The unigram language model has been successfully built!
The  bigram language model has been successfully built!
The trigram language model has been successfully built!


> 2) Report the perplexity of these 3 trained models on the testing dataset and explain your findings. 

In [7]:
# generate the test sentences from `cleaned_test_data_list`
test_sentences = []
for each in cleaned_test_data_list:
    test_sentences.extend(each["sentences"]) 

# compute the perplexity of the test dataset
u_perp = unigramModel.perplexity(test_sentences)
b_perp = bigramModel.perplexity(test_sentences)
t_perp = trigramModel.perplexity(test_sentences)

print("The perplexity of the testing dataset in unigram language model is {:>7.2f}".format(round(u_perp, 2)))
print("The perplexity of the testing dataset in  bigram language model is {:>7.2f}".format(round(b_perp, 2)))
print("The perplexity of the testing dataset in trigram language model is {:>7.2f}".format(round(t_perp, 2)))

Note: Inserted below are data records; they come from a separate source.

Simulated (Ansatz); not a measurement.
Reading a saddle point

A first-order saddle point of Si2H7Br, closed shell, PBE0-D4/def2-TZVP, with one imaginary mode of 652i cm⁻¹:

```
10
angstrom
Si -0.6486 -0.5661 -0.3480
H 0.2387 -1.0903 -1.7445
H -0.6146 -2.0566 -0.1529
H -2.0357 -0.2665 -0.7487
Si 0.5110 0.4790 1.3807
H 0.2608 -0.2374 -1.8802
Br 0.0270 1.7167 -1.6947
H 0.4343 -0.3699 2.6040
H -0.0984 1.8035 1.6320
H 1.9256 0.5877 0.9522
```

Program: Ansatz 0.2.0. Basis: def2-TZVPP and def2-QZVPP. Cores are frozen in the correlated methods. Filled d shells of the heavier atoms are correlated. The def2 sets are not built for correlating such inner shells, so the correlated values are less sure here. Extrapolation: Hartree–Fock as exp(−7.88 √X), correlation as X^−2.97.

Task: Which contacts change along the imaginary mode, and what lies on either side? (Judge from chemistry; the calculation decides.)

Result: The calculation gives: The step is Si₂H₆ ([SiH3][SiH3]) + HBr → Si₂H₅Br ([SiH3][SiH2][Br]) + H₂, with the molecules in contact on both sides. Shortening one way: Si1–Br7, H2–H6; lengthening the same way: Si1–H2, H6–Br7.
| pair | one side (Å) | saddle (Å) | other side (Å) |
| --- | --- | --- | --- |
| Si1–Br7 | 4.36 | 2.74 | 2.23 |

The perplexity of the testing dataset in unigram language model is 1155.88
The perplexity of the testing dataset in  bigram language model is 1587.09
The perplexity of the testing dataset in trigram language model is 3859.54


- From the results in the above cell, we can find that the order of perplexity between different `NGram` language models is `unigramModel` $<$ `bigramModel` $<$ `trigramModel`.
- The result seems counterintuitive, and below I will give the explanations for different language models:
  - `unigramModel`: the perplexity of the LM is the smallest, and it may due to the fact that the vocabulary of the `train_sentences` and `test_sentences` are similar.
  - `bigramModel`: the perplexity of this model is slighly higher than the `unigramModel`, which may resulting from the commonly used two-words phase in the text from wikipedia.
  - `trigramModel`: the perplexity of this model is the largest among all, indicating the very low similarity of three-words phase between train data and test data.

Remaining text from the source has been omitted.